Projection Assumptions
The parameters of the Projection Assumptions command tell ProVal how to determine demographic experience and how to relate future changes in valuation interest rates to valuation increase rate assumptions. Additionally, in all pension modes, there are Projection Assumptions parameters to reflect plan amendments that affect benefit liabilities and to relate future changes in valuation interest rates to valuation lump sum interest rates for lump sum factor Benefit Formula Components (if any). ProVal applies these experience assumptions from the baseline valuation date (entered as the Valuation Date parameter value of the Core Projection) until each future forecast valuation date; the Valuation Assumptions are applied at the baseline and forecast valuation dates to perform each valuation and determine liability values for benefits paid at future decrement dates.
It is useful to run a Core Projection with experience assumptions that are the same as the valuation assumptions, so that you may check the reasonableness of results and spot possible coding errors or misconceptions. If your Projection Assumptions are identical to your Valuation Assumptions for parameters they have in common and you apply no interest rate sensitivities, then the absence of experience gains and losses over the projection period would confirm that, very likely, the results are "good". To facilitate this, you may populate your Projection Assumptions directly from a set of Valuation Assumptions, by clicking the Populate button, which is discussed below. (Note: in the pension modes, because the payment frequency options, which indicate the timing of expected benefit payments, do not include “annual, middle of year”, which is the assumed timing of actual, aka experience, benefit payments over the projection period, it is possible to see small gains or losses despite Projection Assumptions that are identical to the Valuation Assumptions.)
However, experience assumptions and valuation assumptions need not be the same. In fact, another useful aspect of a projection is to study the implications of experience deviating from assumptions. Such deviations, of course, generate actuarial gains and losses, which, in turn, will affect annual plan costs, funded ratios and other results. As an example, you might assume for computing plan liabilities that the merit component of salary increases is 3% each year but that, for experience, merit increases in salary are actually only 2%.
Note that information about the assets is added at the forecast stage, via the Asset & Funding Policy.
ProVal runs “baseline” core and, if you have selected sensitivity dimensions, sensitivity cores, whose results are interpolated in a subsequent Deterministic Forecast or Stochastic Forecast. For more information about the forecast stage, see Interpolation of a Core Projection's results.
The Projection Assumptions dialog box includes the following parameters:
Name is a descriptive phrase to use when saving this set of Projection Assumptions.
Select a topic to edit contains entries for each category of information (topic) found under the Projection Assumptions command. In large part, these categories parallel those entered for the corresponding Valuation Assumptions, allowing you to specify projection assumptions that are the same as or differ from your valuation assumptions.

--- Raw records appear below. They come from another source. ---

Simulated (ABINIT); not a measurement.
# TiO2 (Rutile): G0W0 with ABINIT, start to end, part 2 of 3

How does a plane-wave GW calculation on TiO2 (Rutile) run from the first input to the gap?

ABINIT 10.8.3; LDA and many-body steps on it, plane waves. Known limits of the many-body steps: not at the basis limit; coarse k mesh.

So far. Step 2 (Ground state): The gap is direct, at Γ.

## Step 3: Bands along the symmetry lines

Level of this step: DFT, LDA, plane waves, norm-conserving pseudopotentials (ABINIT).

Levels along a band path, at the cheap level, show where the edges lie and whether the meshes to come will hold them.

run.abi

There are two groups of topics under the Projection Assumptions command, divided according to whether the topic(s) refer to future demographic experience assumptions (with respect to plan provisions and census data as of each forecast valuation date) or to sensitivity to future valuation interest rate assumptions used at the various forecast valuation dates. How the parameters of the experience assumption topics affect plan benefit payments or census data is explained in the discussion of the respective topic. Under the (single) valuation assumption topic, you may vary the valuation interest rates to be lower or higher than their values on the baseline valuation date and specify, when those interest rates are lower or higher, the valuation assumption values of salary inflation, increase and crediting rates and lump sum factor interest rates. This is also explained in the discussion of the respective topic. Thus, under the Valuation Assumption Sensitivities topic, you may tie sensitivity changes in valuation interest rates to assumed values of these other valuation assumptions in the actuarial valuation at each forecast valuation date.
Click the name of a topic to access its parameters.
Future Experience Assumptions – heading is for descriptive purposes only; click indented subtopic name.
Increase & Crediting Rates (pension modes) or Increase Rates (OPEB mode)
Conversion Factors (pension modes only)
Election Probabilities (pension modes) or Election & Lapse Probabilities (OPEB mode)
Plan Amendments (pension modes except German)
Future Valuation Assumptions – heading is for descriptive purposes only; click indented subtopic name.
You may specify Projection Assumptions that are the same as the corresponding valuation assumptions by copying directly from the Valuation Assumptions set into your Projection Assumptions set. To do so, click the Populate button and complete the parameters it accesses. (Alternatively, you may use this button to copy from any other Valuation Assumptions set in the current Project.)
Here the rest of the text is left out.